Linearization and Homogenization of nonlinear elasticity close to stress-free joints

TL;DR

This paper investigates the homogenization and linearization of nonlinear hyperelastic composites with microstructure and prestrain near stress-free joints, revealing coupled effects and providing a new analytical estimate for Jones domains.

Contribution

It establishes convergence of limits to a unified linearized homogenized model, introduces a coupled homogenization of prestrain, and develops a new geometric rigidity estimate for Jones domains.

Findings

Converged homogenized model with prestrain for nonlinear elasticity.

Coupled homogenization of material and prestrain effects.

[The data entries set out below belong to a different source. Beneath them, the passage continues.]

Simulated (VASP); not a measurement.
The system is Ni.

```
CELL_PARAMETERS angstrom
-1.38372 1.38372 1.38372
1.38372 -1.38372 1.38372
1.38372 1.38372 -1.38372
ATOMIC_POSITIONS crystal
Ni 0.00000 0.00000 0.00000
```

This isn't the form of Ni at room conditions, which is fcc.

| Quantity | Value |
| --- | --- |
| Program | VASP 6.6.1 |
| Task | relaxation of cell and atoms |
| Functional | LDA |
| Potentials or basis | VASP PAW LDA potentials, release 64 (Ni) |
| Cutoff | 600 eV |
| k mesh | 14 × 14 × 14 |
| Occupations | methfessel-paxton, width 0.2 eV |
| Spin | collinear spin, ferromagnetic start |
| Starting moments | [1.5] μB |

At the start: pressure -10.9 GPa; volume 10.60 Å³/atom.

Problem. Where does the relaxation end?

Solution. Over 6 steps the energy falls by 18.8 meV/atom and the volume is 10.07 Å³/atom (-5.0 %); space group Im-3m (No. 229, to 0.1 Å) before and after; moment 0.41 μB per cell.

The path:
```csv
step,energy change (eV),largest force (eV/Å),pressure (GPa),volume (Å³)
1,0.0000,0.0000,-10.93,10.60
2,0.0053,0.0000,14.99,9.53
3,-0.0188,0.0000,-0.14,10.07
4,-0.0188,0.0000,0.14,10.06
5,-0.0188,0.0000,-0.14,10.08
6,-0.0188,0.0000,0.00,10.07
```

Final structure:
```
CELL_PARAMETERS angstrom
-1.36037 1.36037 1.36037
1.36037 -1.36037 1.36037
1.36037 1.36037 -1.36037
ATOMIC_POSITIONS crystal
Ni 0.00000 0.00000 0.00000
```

New geometric rigidity estimate for Jones domains.

Abstract

In this paper, we study a hyperelastic composite material with a periodic microstructure and a prestrain close to a stress-free joint. We consider two limits associated with linearization and homogenization. Unlike previous studies that focus on composites with a stress-free reference configuration, the minimizers of the elastic energy functional in the prestrained case are not explicitly known. Consequently, it is initially unclear at which deformation to perform the linearization. Our main result shows that both the consecutive and simultaneous limits converge to a single homogenized model of linearized elasticity. This model features a homogenized prestrain and provides first-order information about the minimizers of the original nonlinear model. We find that the homogenization of the material and the homogenization of the prestrain are generally coupled and cannot be considered separately. Additionally, we establish an asymptotic quadratic expansion of the homogenized stored energy function and present a detailed analysis of the effective model for laminate composite materials. A key analytical contribution of our paper is a new mixed-growth version of the geometric rigidity estimate for Jones domains. The proof of this result relies on the construction of an extension operator for Jones domains adapted to geometric rigidity.